Hi Buildkite(and other community members),
I’m looking for advice on how to increase the speed of our ‘Prepare working directory’ step.
At best its 2-5 seconds, but sometimes it slows to >30 seconds.
A bit about our configuration/setup:
Biggest repo is ~120 MB.
We are using git-mirrors feature and running agents in ASG’s in EC2. We have several queues: small(20 agents per instance, to run pipeline expansion, and wait on aws cli calls), medium(1 agent/instance) to run docker builds, large(1 agent/instance) to run tests.

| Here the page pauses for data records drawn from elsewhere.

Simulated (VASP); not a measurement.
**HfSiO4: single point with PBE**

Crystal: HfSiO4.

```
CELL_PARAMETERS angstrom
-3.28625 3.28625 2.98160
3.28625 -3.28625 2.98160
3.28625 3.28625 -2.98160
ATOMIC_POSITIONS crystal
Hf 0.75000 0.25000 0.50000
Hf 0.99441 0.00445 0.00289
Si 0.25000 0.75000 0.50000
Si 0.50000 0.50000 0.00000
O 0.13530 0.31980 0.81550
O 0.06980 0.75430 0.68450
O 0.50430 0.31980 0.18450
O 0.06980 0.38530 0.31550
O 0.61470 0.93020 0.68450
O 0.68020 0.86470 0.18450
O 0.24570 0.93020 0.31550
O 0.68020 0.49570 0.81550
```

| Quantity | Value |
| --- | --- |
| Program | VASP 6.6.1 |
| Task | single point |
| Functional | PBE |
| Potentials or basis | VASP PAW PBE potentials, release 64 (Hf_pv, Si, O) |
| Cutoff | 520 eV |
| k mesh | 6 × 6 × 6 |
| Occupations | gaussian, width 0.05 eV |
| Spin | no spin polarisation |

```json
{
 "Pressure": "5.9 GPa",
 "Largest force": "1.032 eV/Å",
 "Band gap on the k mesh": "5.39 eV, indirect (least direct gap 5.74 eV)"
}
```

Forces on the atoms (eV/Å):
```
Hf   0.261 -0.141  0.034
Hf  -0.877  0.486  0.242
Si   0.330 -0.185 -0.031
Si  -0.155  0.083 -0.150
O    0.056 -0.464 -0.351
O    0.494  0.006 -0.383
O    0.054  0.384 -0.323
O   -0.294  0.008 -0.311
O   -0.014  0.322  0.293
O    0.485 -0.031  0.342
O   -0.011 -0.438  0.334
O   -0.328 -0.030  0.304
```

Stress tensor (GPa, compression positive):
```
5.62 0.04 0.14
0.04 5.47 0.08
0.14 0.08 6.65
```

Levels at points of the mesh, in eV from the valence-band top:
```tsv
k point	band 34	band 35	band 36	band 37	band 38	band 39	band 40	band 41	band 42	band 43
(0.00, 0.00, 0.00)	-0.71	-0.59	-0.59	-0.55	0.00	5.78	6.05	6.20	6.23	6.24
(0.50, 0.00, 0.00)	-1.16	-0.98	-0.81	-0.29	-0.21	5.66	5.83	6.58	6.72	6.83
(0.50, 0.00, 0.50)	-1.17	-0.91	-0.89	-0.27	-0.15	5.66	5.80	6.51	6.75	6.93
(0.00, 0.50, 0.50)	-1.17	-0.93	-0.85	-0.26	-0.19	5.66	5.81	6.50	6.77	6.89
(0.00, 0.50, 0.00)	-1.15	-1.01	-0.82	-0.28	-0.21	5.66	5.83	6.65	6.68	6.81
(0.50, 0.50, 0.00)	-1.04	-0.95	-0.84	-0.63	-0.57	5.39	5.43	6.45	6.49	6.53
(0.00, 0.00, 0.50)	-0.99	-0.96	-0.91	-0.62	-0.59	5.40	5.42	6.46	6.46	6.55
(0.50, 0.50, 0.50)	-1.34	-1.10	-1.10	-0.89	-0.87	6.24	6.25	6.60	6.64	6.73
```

Our agents, on EC2, come up as there are jobs available and terminate after a couple of minutes idle. It is common for an agent to be ‘fresh’, although we do get some agent re-use when several PRs are being built at once.
We use an EFS mount to share the ‘git-mirrors’ folder across agents. We wanted to reduce ‘internet-traffic’(downloads from github) as this incurs high nat-bytes cost. Once an agent has updated the mirror(so EFS now contains the desired commits), its available to the other agents. I believe there is a filesystem lock, so the other agents block until the lock is released.
Our usual pattern is that the first few pipeline steps expand a set of jobs(dynamic pipeline). Each of these jobs runs simultaneously, and does its own checkout on a new(depending) agent/instance. These parallel ‘checkouts’ seem to be the ones exhibiting the majority of the slowdown.
Is the issue to do with lots of little files being transferred from the EFS to local disk, when cloning from the mirror into the ‘job’ directory?
I’ll include screenshot on our EFS mounts, and spec.
Happy to answer any questions. Interested to hear any advice.
Thanks,
Michael